The escalation in the south contains all the components that allow a prime minister to do what he pleases without significant opposition. Continued rocket fire on Israel's cities, a criminal act that should be unequivocably denounced, comes at a heavy cost to the residents of the south, in lives and property. It disrupts normal life in the country and increases pressure on Prime Minister Benjamin Netanyahu to rain down destruction on Gaza that will restore "deterrence" and "change the equation."
The pressure comes not only from the right, which traditionally prefers aggressive solutions, or from the inner cabinet or forum of eight senior ministers, whose members mostly represent aggressive worldviews. Even the main opposition party, Kadima, which is supposed to act as a brake and barrier between the government and decisions that might turn out to be Pyrrhic victories, is urging Netanyahu to take advantage of Israel's military superiority over Hamas and the other organizations that have claimed responsibility for the rockets.
The chairman of the Knesset Foreign Affairs and Defense Committee, Kadima lawmaker Shaul Mofaz, said yesterday morning: "The state must expand its actions vis-a-vis Hamas and bring down infrastructures," while Kadima's deputy chairman, MK Yohanan Plesner, pledged that "the committee will back any move the government makes to restore deterrence vis-a-vis Hamas and the terror organizations."
For her part, Kadima chairwoman MK Tzipi Livni went even further. She announced on Friday that she would back the Netanyahu government if it undertook a major operation. "Terror must be fought with force," she said.

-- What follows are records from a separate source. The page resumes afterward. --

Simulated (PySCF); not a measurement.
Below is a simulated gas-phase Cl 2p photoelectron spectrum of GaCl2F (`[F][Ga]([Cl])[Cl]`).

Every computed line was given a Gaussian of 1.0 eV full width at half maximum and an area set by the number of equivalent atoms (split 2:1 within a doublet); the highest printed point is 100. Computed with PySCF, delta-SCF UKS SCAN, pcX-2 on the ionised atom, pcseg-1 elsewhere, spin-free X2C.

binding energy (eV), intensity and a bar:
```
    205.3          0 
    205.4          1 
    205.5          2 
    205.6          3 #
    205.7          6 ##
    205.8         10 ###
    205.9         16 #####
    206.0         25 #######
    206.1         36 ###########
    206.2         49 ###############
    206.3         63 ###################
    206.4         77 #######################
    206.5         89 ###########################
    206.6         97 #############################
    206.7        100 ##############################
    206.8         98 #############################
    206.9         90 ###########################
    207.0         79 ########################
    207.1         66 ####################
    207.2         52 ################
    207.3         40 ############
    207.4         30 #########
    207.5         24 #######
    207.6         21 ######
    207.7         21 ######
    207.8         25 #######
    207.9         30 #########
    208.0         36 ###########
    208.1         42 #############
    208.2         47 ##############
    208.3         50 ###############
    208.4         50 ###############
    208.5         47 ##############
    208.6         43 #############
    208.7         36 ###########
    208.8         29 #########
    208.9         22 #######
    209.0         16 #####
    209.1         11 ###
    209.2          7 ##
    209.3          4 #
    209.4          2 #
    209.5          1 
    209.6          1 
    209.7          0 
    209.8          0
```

The fact that no significant political entity stands between Netanyahu and a reenactment of the violent military operation of 2008, Operation Cast Lead, shows that Kadima, which should be leading the opposition, is not being true to its function. But more importantly, it exposes a political vacuum that lays all responsibility at the doorstep of one person.
Precisely because all options are open to him, and despite his tendency to buckle under to political pressure, the prime minister must use maximum good judgment and restraint.
It is in Israel's interest not to make the current spasm of violence more extreme, but to act in a proportionate manner while working to find points of consensus that will break the automatic cycle of violence.